Thursday, March 24, 2011

Urgent: GCI closes down 3% on earnings forecast

Gannett shares just closed at $14.93, down 2.9%, on a day when markets overall were higher. The decline followed this afternoon's presentation to Wall Street media stock analysts. Earlier today, GCI traded as low as $14.64. Investors reacted to Corporate's revenue and earnings forecasts, including a statement that included the following key information, attributed to COO Gracia Martore:

"Certain sectors of the economy here in the U.S. are showing signs of growth and that is reflected in our results. Our domestic publishing results continue to reflect strength in the auto and employment categories. Firming employment ad demand impacted our digital segment as well, resulting in significant revenue growth. Our cross-platform sales efforts continue to take hold as digital revenue company-wide was 12% higher through February, reflecting solid growth in publishing and broadcasting digital revenue. We expect the percentage decline of revenues in our publishing segment to be in the 6% to 7% range in the first quarter while total television revenue will decline a little over 2%, reflecting the absence of over $24 million in Olympic, political and Super Bowl spending. Excluding the incremental impact of these events, total television revenues will be up approximately 6% to 7%."
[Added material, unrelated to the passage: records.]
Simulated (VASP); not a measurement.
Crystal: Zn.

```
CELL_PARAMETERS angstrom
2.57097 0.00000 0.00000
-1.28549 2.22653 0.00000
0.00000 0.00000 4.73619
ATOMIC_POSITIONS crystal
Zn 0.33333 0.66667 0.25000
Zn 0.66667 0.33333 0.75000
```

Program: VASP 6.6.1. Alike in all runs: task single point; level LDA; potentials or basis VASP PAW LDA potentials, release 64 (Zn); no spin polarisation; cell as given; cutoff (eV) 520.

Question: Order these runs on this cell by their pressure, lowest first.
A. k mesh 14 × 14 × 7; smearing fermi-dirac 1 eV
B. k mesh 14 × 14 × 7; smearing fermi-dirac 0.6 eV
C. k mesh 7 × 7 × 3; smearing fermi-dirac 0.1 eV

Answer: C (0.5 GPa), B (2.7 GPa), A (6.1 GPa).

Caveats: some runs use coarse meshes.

Martore also provided earnings per share guidance for the first quarter. "Based on current trends, we expect to achieve the First Call consensus of first quarter earnings per share estimates of 41 cents. We expect to reduce debt by approximately $150 million in the quarter and will end the first quarter with debt outstanding of approximately $2.2 billion."

A worrisome trend?
Now, compare Martore's new publishing segment revenue forecast for the current quarter -- a decline of 6%-7% -- to the actual results in the fourth quarter: "Publishing segment operating revenues were $1.1 billion for the quarter, a decline of 4.7% compared to the fourth quarter in 2009."


  1. I was away from the web during the presentation, so need to listen to the recording when it becomes available later today.

  2. Surprise, surprise. Gee, can anyone who reads this blog wonder why publishing revenue is off at escalating amounts?

  3. I saw Saridakis give a presentation on media and technology last week and he was asked directly about Gannett and the "shelf life" of the newspaper industry. His response was very direct..."There is no more 'shelf' for the newspaper. Companies like Gannett are in denial and cannot adapt to changes in technology and consumer behavior fast enough..."

    He is so accurate. I have worked at a Gannett for over 12 years and at first I was in denial, but he laid out a very compelling case and I finally see the writing on the wall. I need to get out of here.

  4. If I were one of the analysts, I would ask the simple question... "So when do you expect revenues to start increasing?" And if they gave me any BS answer I would keep asking the question and pointing out to them that they keep saying the same thing over and over and revenue still continues to decline.

  5. 5:23 p.m.: Your post reminds me of an Albert Einstein quote.

    Insanity: doing the same thing over and over again and expecting different results.

  6. All of what Martore said equals one thing: layoffs. There will be more this year and next year.

    Ah, but there's a silver cloud: more bonuses for Martore, Dubow, Dickey, Hunke, etc etc.

    Praise the board!

  7. I agree with that Saridakis quote. We are moving so fast with new technologies and apps that it is very difficult to keep up. I assume some of these are fads, perhaps Facebook, yet I look at their readership and it is astonishing. There are others out there replicating Facebook, so perhaps the audience will migrate there. But what is clear to me is the audience isn't migrating back to Gannett's newspapers, and that is a killer for us all. Without the audience, we don't have currency. We are resting on our laurels believing USA Today is a compelling read that has a following. Yes, but it is a declining audience. If we are to survive in this culture, we have to develop something new and unique. Keep doing what we are doing, and we are dead meat simply because adverisers will abandon us for the flavor of the month, and readers will give up.

  8. Revenue down, so Gannett cuts cost. Cost cutting diminishes the quality of the product. The product becomes less appealing (Have you felt the weight of a Monday paper recently?), so the audience shrinks, advertisers go away, and revenue continues to plunge. This cycle will continue until there is nothing left of Gannett. Excuse me, G A N N E T T

  9. They always attribute their success to their talent and poor results to "the economy." Guess what? The economy is in MUCH better shape than it was in 2009. Gannett's revenue, however, is still down.

  10. The good news: lousy earnings/revenues forecasts still = bonuses and pay raises for senior management. And Borat will be joining the board this year to ensure more Happy Times.